The University of California, Irvine, by opening research partnerships with companies leasing space on its campus, is acting on new ideas that will help Southern California’s economy and university and industrial research nationwide.
Cisco Systems soon will relocate a division to the UCI Research Park, where it will join research facilities of America Online, Canon and 10 smaller companies.
The research park, in one dimension, represents a unique collaboration of real estate development, industrial growth and academic inquiry and instruction. The park sits on 85 acres leased by UCI to Irvine Co., the property development company that donated the land to create UCI.
Irvine Co. leases office and laboratory space in the park to firms that promise to participate in research projects with UCI and to give internships to students. UCI deans have veto power over which companies get to rent space in the park.
But in another sense, UCI’s collaborations with private industry are the newest level of joint research between corporations and centers of higher learning and for university-sponsored aid for start-up companies.
The trend is particularly strong in Southern California. Caltech, under its new president, David Baltimore, is developing a biochemistry center to encourage graduates to start companies adjacent to the Pasadena campus, with mutual monetary and research benefits to Caltech and to the entrepreneurs.
Claremont Graduate University has just launched a new School of Information Science that will have affiliations with industry and could enter research partnerships “if the right partners come along,” says Steadman Upham, president of the Claremont graduate school.
Words such as “collaboration” and “partnership” sound good, but what do hard-pressed companies really get out of such arrangements? Access to brainpower in many forms.
“Selfishly speaking, it’s very hard to find technical people these days. Locating near UCI is good for recruiting,” says Steven Keefer, president of Monitoring Automation Systems, an 80-person company that develops software for residential alarms and security systems.

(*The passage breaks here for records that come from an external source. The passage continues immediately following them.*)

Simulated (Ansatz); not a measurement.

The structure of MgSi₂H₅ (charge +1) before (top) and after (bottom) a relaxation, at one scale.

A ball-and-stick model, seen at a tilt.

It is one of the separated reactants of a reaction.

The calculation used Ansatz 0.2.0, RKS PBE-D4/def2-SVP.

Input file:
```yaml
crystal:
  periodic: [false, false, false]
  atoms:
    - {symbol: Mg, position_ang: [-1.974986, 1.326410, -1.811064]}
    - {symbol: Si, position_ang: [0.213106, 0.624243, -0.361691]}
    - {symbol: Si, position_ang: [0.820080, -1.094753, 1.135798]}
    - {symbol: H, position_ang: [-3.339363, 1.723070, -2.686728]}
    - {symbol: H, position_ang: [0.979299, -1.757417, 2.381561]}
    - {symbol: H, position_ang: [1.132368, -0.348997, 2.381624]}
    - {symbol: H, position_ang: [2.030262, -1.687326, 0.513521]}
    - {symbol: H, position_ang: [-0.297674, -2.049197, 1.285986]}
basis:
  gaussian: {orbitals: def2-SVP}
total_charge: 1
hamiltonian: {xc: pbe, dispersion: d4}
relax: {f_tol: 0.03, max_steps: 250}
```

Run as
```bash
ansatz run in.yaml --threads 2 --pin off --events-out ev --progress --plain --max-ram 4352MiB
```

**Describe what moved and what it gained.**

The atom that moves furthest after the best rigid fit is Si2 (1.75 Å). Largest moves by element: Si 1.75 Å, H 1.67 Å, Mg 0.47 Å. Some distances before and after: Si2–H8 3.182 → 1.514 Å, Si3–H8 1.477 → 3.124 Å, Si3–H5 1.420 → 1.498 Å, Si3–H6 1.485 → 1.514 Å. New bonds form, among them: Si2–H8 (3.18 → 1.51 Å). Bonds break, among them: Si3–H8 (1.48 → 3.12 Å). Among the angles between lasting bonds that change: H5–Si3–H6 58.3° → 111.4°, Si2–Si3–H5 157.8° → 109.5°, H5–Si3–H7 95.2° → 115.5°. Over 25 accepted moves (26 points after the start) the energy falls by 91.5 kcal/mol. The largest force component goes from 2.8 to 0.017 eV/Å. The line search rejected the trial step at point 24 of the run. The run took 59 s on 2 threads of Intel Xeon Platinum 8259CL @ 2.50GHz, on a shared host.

Keefer also hopes to participate in research UCI’s Department of Information and Computer Science is doing on global positioning satellites and personal security devices.
Cisco’s systems division, which works with cable and telephone companies that are developing Internet communications, will move 200 people into Research Park quarters now being built, says Hoss Christensen, head of the division. “We’ll be able to contract with students, and we look forward to cooperative ventures with UCI,” Christensen says.
ATL Products, a developer of large data storage systems, benefits from the research UCI can afford to do on electronic commerce, says Kevin Daly, ATL chairman.
University priorities do not change, says UCI Chancellor Ralph Cicerone. “If companies find that university research aligns with their long-term interests, they can choose to participate. But neither side is forced,” he says.
UCI demonstrates how valuable universities are to the modern economy. The school, which opened its doors only 34 years ago for the fall semester of 1965, was created under a master plan for developing the Irvine Ranch.
That plan, which was drawn up by Los Angeles architect William Pereira, saw the university at the center of a residential, commercial and industrial community. Irvine Co. gave 1,000 acres to the UC system in 1960 to create UCI. It was a singular insight for its time.
“Pereira in 1960 envisioned Irvine developing with clean industry, not with smokestack industry or with Fortune 500 companies,” says Donald Bren, chairman of Irvine Co., who through his foundation has become the largest single benefactor of the University of California system.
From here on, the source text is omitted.